As far as I know VB has no hops, all Iso-Hop extract to 16-18IBU, added post fermentation and lagering. CUB have a huge CO2 extraction plant on site and when the new seasons hops arrive they work like mad things to get the whole year’s supply of Alpha into storage. Hey why waste good Alpha by putting hops into the kettle, you will get less than 40% conversion. You lose more during the ferment and more again during lagering, better to get total conversion and just dose the beer downstream of all that wasteful brewing stuff.

The grainy sweet flavour -well if you use 20% or so sugar then mash hotter to keep the FG up should see you heading in that direction. I suspect they brew slightly over gravity; around 1.065 OG would be close. The absence of hops and some sucrose along with the higher OG will change the way the yeast behaves and the taste somewhat.
I to would use one of the Carlsberg yeasts, there is a lot of shared history between the two breweries.

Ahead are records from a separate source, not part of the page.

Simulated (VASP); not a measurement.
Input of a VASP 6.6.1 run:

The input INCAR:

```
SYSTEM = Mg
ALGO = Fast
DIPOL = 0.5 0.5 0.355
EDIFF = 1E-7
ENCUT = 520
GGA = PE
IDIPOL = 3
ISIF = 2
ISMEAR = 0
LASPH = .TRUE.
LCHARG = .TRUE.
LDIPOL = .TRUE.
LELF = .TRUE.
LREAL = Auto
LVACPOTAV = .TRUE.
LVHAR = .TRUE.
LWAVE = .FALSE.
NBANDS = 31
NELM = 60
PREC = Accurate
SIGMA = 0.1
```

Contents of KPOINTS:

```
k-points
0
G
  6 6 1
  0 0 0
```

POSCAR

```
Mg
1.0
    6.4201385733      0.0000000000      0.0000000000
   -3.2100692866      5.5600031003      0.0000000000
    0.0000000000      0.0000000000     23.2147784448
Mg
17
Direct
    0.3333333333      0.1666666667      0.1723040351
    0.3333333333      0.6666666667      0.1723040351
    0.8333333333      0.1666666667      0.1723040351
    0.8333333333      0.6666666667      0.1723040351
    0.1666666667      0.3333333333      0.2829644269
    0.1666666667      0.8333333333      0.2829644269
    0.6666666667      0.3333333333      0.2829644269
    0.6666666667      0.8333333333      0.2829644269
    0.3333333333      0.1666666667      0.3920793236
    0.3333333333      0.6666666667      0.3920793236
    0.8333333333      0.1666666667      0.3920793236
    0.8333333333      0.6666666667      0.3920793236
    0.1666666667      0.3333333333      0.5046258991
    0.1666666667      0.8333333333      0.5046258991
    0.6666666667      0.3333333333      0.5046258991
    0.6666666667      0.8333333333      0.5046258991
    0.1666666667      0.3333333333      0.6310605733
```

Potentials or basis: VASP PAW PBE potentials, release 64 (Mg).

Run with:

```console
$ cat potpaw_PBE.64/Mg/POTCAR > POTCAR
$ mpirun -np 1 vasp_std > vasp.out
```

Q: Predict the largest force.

Getting real commercial brightness can be hard at home. Most commercial beers are either Centrifuged (more and more these days) or are filtered through Diatomaceous earth (another good place to lose some IBU's), after a very cold Lager, just fractionally above the point where ice forms around -1.5oC (sometimes after ice forms in the case of beers like Carlton Cold).
Gelatine isn’t the best option for settling cold trub, Silica Xerogel or a blend of that and PVPP added to the lagering tank will get you close.

Fair to say VB is a long way from being my favourite beer! But (as usual) the brewers who make it are very good at what they do and are highly skilled at their craft - the meggers are still outselling the whole craft industry close to 10:1 so fair to give them the respect they deserve and occasionally we can learn a lot from big brewers.